Why I Haven't Seen This Film: There was a moratorium on whimsey in my house for much of the ’80s. I don’t know why. I was so glad when the ’90s came along. A ten-year lack of whimsey is tough on a person, I don’t care who you are.
2 hours, 25 minutes later…: What a strange little movie that was. I think I was right with my hybrid assessment. You had all the pomp and circumstance of Wizard of Oz’s Munchkinland with all the soldiers and stuff, Mary Poppins with people flying around, and Willy Wonka with the whole candy factory theme, and creepy stuff. Yes, no chickens were decapitated during the course of the movie, but the child catcher scene was kind of disturbing. Roald Dahl was a little too obsessed with two things: candy factories and creepy things happening to children.
And where did Dick Van Dyke’s character come from, anyway? Why is he the only person in the film with an American accent? There is a disorder out there where people have a stroke and they make a full recovery except for one very peculiar thing: for the rest of their lives, they speak in a foreign accent. I think it’s called Foreign Accent Syndrome. NPR did a story on it a while back. That must be what happened to our friend, the inventor. That’s the only thing that fits.

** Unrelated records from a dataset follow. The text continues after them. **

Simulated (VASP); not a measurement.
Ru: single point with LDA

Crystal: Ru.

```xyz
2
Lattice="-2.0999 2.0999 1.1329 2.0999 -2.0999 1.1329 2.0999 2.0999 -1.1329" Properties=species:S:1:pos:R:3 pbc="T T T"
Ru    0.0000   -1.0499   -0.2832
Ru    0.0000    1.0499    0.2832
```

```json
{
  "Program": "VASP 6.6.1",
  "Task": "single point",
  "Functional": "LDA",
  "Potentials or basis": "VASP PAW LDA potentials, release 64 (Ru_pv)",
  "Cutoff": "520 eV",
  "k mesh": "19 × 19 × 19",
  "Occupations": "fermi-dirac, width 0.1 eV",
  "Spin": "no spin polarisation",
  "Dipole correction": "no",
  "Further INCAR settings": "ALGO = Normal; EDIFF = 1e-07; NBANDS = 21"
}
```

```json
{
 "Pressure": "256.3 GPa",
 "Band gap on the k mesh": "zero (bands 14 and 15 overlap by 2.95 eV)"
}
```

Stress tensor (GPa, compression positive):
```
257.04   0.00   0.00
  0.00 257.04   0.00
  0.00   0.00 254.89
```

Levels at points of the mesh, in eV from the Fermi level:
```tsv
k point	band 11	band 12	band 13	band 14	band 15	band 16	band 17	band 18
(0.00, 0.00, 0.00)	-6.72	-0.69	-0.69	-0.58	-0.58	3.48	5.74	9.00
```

So, kids, what did this little fantastical fairy tale of a movie teach us? Well, it taught us that if you kiss someone, you have to marry them, no ifs, ands or buts. Also, don’t trust strange men with big noses when they try to lure you into their steel cages with the promise of ice cream. And finally, only rich people can marry rich people. That’s the way it’s been since Time Immemorial.
Final Thoughts: 4 out of 6 slices of pizza. It was great seeing Benny Hill out of his natural habitat of chasing scantily clad British bombshells around a soundstage all sped up with Yackety Sax playing in the background. The music was forgettable, but the story was fun and I think children of all ages would still enjoy this even today.